Hōhā, we turn our attention to balancing the negative coverage and messaging, establishing Māori media; Iwi Radio, Māori Television, independent Māori Current Affairs’ programmes, Māori print and online publications. We even have bloggers like Tina Ngata, Dr Rawiri Taonui, Karaitiana Taiuru, Dr Leonie Pihama all writing, speaking crafting with an indigenous lens. We expect our Māori media to be our atamira from which to speak and our pou from which to hear our voices our stories. We have come to rely on them, trust them, our Māori Media.
So when Māori Television gives up valuable space to someone like Don Brash from Hobson’s Pledge of course expect hapori push back. A significant number of whanau posted social-media support of Artist Rob Ruha and his disappointment in the broadcaster for giving up space to an individual who vehemently opposes Māori socio-economic and political sovereignty, an individual who is a racist.
Often, Māori media and I include myself, we mistake balance as being two opposing views having equal space, time and energy to deliver their perspective. Journalists therefore apply balance within a single story or across a series. This construct is taught at institutions that adhere to a Western journalistic paradigm.
By all means confront and challenge those Pākehā who hold positions that impact on our sovereignty including Members of Parliament. But give nothing to the racists. We know who they are.
Let the rest of the western non-indigenous world define the tenets of journalism any which way they like.

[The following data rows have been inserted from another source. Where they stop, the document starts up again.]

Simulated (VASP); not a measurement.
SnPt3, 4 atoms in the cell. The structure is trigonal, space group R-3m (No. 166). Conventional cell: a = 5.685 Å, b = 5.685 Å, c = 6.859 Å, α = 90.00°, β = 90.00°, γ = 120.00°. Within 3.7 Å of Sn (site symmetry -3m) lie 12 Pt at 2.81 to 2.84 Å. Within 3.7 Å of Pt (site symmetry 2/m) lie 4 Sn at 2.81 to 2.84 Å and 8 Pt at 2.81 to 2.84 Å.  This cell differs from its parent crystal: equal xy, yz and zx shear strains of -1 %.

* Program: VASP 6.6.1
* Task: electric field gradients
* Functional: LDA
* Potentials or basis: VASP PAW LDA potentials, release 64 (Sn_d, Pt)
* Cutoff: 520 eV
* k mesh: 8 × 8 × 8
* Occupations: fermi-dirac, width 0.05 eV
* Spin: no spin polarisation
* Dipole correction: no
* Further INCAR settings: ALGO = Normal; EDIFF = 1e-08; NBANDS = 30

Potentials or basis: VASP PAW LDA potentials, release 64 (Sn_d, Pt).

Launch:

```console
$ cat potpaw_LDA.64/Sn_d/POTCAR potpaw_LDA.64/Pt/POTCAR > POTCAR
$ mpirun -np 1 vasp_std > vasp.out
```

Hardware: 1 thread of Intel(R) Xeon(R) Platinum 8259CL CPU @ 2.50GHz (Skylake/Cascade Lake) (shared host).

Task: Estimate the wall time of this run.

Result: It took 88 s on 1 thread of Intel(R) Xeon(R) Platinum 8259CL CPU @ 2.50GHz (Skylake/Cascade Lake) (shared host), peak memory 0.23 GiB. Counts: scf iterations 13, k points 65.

But we should not comply to a construct that does not serve us as Māori but actively silences our indigenous voice. We must also certainly not adhere to these Western constructs because that’s the way it is done the world over. Let us instead define our media and journalism by the strength of our Māori stories told to us by the strong voices of our iwi, hapū and whanau. Let us hear more of us working the frontlines those that are advocating for us, challenging systemic and structural racism. Let’s give space, and air to passionate voices, diplomatic voices, ardent voices, measured voices, virulent voices, only until we hear all our Māori voices in all their ranges tone and tenor will we achieve balance. Let us define what is balance, objectivity. Let it be Māori who decides and not some western paradigm. Give nothing to racism.